# JETIR.ORG ISSN: 2349-5162 | ESTD Year : 2014 | Monthly Issue JOURNAL OF EMERGING TECHNOLOGIES AND INNOVATIVE RESEARCH (JETIR)

An International Scholarly Open Access, Peer-reviewed, Refereed Journal

# Minimize Delay and High Speed Complex Booth Multiplier using Carry Select Adder with BEC

# <sup>1</sup>Upendra Singh Sengar, <sup>2</sup>Dr. Shalini Sahay

M. Tech. Scholar, Department of Electronics and Communication Engineering, SIRT, Bhopal<sup>1</sup> Associate Professor, Department of Electronics and Communication Engineering, SIRT, Bhopal<sup>2</sup>

*Abstract:* Multiplier is one of the most essential and fundamental components in many multimedia and Digital Signal Processing (DSP) Systems. They play very important role since they can greatly influence the performance and the power dissipation of the system. Thus, for better performance of such systems, efficient realization of multiplier is very crucial. Many DSP applications employ fixed-point arithmetic where n bit signals are multiplied by n bit coefficients. To avoid infinite growth in the word size, 2n bit products obtained must be quantized to n bits. Also many multimedia systems maintain a fixed format and tolerate some loss in the accuracy where precision may be compromised for achieving improvisation in performance parameters, viz. speed, area and power dissipation. In this paper is design complex multiplier with the help of radix-4 booth multiplier and carry select adder (CSLA) with BEC adder. The 64-bit complex multiplier is simulating Xilinx software and calculates simulation parameter i.e. number look up table, number of flip flop used and maximum combinational path delay.

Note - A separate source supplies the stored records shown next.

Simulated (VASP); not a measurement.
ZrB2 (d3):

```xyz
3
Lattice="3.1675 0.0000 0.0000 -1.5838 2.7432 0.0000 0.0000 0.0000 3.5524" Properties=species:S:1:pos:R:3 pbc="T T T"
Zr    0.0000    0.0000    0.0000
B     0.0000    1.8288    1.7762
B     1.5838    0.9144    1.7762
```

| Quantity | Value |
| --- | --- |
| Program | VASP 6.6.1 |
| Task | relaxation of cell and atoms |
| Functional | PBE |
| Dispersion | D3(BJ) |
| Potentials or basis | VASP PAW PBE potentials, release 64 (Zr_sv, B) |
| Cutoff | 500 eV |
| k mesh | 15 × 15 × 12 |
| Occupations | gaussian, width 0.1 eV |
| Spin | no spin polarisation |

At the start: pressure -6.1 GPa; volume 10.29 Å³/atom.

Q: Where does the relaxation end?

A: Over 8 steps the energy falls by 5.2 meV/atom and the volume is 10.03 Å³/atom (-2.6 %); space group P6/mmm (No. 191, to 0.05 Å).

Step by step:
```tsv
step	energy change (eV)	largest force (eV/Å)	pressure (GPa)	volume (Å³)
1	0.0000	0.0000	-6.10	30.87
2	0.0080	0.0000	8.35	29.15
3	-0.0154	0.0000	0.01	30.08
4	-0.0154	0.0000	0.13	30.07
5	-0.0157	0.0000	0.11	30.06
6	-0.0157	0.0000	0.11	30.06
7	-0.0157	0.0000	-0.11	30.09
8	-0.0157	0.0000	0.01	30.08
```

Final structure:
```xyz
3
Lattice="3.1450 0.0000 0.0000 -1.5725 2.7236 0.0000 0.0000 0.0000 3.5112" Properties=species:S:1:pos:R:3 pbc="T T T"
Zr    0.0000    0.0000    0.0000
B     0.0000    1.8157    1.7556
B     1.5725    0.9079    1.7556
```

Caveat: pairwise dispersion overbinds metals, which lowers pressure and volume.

Keywords - Complex Multiplier, Radix-4, Carry Select Adder, Binary Excess-1 Converter

## I. INTRODUCTION

Multipliers are either sequential or combinational logic circuits. High speed parallel multipliers are employed in many applications which are completely combinational circuits. All the sources of power consumption discussed above, namely, switching power, short circuit power and leakage power do exist in parallel multipliers. As multipliers occupy larger chip area with higher transistor density, they tend to have more leakage power dissipation [1]. Of the three process steps of the multiplication process, i.e. generation of the partial products, accumulation of the partial products and final carry propagate addition, the partial products accumulation is an intensive task and it decides the overall delay, area and power consumption of the parallel multipliers. Increased device density results in high switching transition activities in a smaller chip area leading to more power dissipation concentration. With increasingly more portable systems and technology scaling, exponentially increasing chip device counts make the power management more difficult. Reduction of supply voltage anticipating quadratic reduction of power does not viably result in proportional reduction of threshold voltage of the device [2, 3]. This factor leads to leakage current components increasing in loops and bounds. Hence, multipliers are one of the main contributors of power dissipation and area in DSP systems. More importantly, multipliers are usually placed in the critical path of such systems.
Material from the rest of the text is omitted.